When I first started the writing thing, I think my parents were a bit bewildered. My siblings were, too. Several friends were in the same boat.
It wasn’t that they were unsupportive. Far from it. They just didn’t know how it all worked. (I didn’t either, but I was researching my happy little butt off, learning it all for myself at the time.)
Heck, co-workers and colleagues always seemed just a little be befuzzled when I started talking about query letters or writing a synopsis or edits or revisions or getting ready for a conference, but I kept talking.
You know why?
Well, there’s the peer pressure for one thing. If they all knew what I was up to, they were going to ask if there had been any progress. This, of course, makes me feel like I need to be able to have progress to report. It motivates the Butt-In-Chair instinct to actually sit down and DO IT. Writers write. Wanna-be writers talk about wanting to write.
I actually went to the county fair last year with a friend and was walking around looking at exhibits and stuff, telling stories of high school escapades, and just enjoying the trip down memory lane. We went to the pig and calf scramble that night for the same reason. (I caught a pig when I was in high school; my grandfather used to do the announcing for the event, and now my cousin does it.) At the scramble, one of the law enforcement officers (I know him from my day job, of course) working security at the event stopped me and asked what I was doing there. I’m sure I gave him a dumb look, and muttered something about watching the scramble, when he smiled and told me that I should be home writing, “because I’d never finish my book if I didn’t go home and write.”
My jaw just about hit the ground. I hadn’t realized he even knew I wrote fiction. And then I remembered that I’d friended him on Facebook and I’d been updating my word count and posting writing updates. There’s a lesson there on social media, but it also served to motivate me to be able to post later that I had made progress, even if I did stay to watch the scramble that night.
I wasn’t the only one learning. My brother sometimes reads my stuff. So does my cousin. Mom has read some of it, and has asked for more. Dad’s read some of it, but it’s really not his thing. My sister’s not really a big reader, but she’ll ask from time to time if I’m writing on a day off.

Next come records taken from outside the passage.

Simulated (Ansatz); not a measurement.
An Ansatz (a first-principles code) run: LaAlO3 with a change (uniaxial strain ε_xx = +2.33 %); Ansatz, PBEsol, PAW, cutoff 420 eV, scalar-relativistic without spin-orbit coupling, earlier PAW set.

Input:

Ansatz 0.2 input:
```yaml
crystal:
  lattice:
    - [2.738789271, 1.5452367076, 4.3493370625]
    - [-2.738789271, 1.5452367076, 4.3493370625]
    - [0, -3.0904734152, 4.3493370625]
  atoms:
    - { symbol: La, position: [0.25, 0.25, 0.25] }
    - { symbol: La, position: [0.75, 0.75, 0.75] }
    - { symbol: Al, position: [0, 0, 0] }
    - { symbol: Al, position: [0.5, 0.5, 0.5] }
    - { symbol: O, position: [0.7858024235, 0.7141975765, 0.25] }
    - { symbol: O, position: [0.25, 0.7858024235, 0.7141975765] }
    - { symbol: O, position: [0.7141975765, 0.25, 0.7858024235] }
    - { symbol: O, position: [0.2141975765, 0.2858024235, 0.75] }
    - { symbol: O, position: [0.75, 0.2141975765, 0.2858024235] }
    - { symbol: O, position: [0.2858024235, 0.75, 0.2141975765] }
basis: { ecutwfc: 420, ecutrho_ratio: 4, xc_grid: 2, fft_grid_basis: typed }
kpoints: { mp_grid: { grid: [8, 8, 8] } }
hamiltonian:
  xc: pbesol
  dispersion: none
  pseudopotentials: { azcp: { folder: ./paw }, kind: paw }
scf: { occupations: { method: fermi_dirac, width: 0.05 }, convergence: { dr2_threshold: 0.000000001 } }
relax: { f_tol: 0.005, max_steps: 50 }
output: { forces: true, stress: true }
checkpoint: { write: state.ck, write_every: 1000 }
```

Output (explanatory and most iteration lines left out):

They are NOT my critique buddies. I’m actually in two different critique groups, and I go to workshops and conferences, and have beta readers and writer friends all over the place. Family members reading are not doing so because I want them to pat me on the back and tell me how awesome I am. I love them, I trust them, and if they ask, I’m okay with letting them read stuff. I don’t ask them for critique; I have asked Mom, a former teacher, for copyediting grammar mistake type help. Brother has read some things and helped brainstorm ideas. So has Dad. But they are not the ones I go to for “make it better by making it bleed” revision. That’s not fair to put them in that position, and it’s not necessarily going to help me as a writer if they could be uncomfortable doing so. Better to just avoid it altogether.
The amazing part is that my parents and non-writer friends have all started asking questions about submissions and progress. I answered them, at first because I’d let them read some of the early stuff and then started panicking that they’d go out and self-pub it as a birthday or Christmas gift, something I DID NOT want to do. Probably an over-panic on my part, but I wanted to make sure that this didn’t happen. So I began telling them, a bit at a time, over dinner, or in passing, where I was at, and what my goals for publication were. And I explained specifically, the whole “money flows toward the writer” principle.
Fast forward a few years. Just the other day, I ended up telling Mom just how frustrated and disheartened I was with the writing in a phone conversation. I indicated some frustration with the query process, the “positive rejections” and hey, it was a bad day, with multiple rejections coming in. Let’s just leave it there. No matter how thick the skin, multiple rejections on the same day hurts. I was thinking it was a night for cookies and a glass of wine. Oh, and maybe some video games where I could kill things.
Her response, without qualification or hesitation? “You just gotta find the right place to send it, right?”
Spot on. Took the wind right out of my sails. And an answer I should have said first. And she’s right. She’d been listening to some of my talk about the querying process, and all the research and how it all works.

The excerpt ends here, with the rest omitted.